For Bowen Islander Emily van Lidth de Jeude, making art provides the opportunity to delve deep into a world of experience on her subject of choice. The work she creates, like the MAMA Project, brings her audience into that world. The project she is working on now, called what.home, will explore the meaning of “home” in an increasingly globalized world.
She says people’s definitions of “home,” have been fractured by globalism, transience and social media, and she uses that fractured landscape as a foundation for art.
“You’re likely to find strong similarities between this and the MAMA Project,” says Emily. “My process, or my goal in both of these projects is to show so many diverse and scattered experiences of the theme, that you find threads of commonality throughout.” “
Emily adds that home for her, is decidedly here in coastal British Columbia.

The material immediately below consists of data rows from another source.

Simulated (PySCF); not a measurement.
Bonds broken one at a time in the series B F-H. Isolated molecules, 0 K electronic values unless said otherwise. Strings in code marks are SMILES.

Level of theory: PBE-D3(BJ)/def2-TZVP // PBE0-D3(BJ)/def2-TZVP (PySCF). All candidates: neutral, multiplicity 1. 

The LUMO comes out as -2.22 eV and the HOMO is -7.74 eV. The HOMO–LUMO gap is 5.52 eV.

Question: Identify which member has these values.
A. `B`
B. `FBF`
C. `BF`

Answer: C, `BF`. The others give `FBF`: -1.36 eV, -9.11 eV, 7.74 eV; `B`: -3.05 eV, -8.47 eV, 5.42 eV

“Between all four of my parents’ backgrounds I have quite a mix of heritage, from generations of family ranching in the Black Hills, to Mexican, Irish and Ukrainian immigrants, to my Dutch father, who brought himself to Canada just fifty years ago and yet nurtured in me the deepest connection to this land. None of us is Salish. My sense of home is informed by knowing I am living on un-ceded Salish territory. There is a lot of conflict in my heart around the fact that I don’t personally belong to any other place, but I am living as a settler here,” she says.
Emily adds that most people, she thinks, probably share some sense of conflict around the idea of home and belonging, so in what.home she aims to create a space where viewers can re-assemble their own experience and pull together across experiential divides.
To find these stories of scattered and fractured experience, Emily is interviewing people on Bowen and in the lower mainland, Victoria, Germany and Switzerland.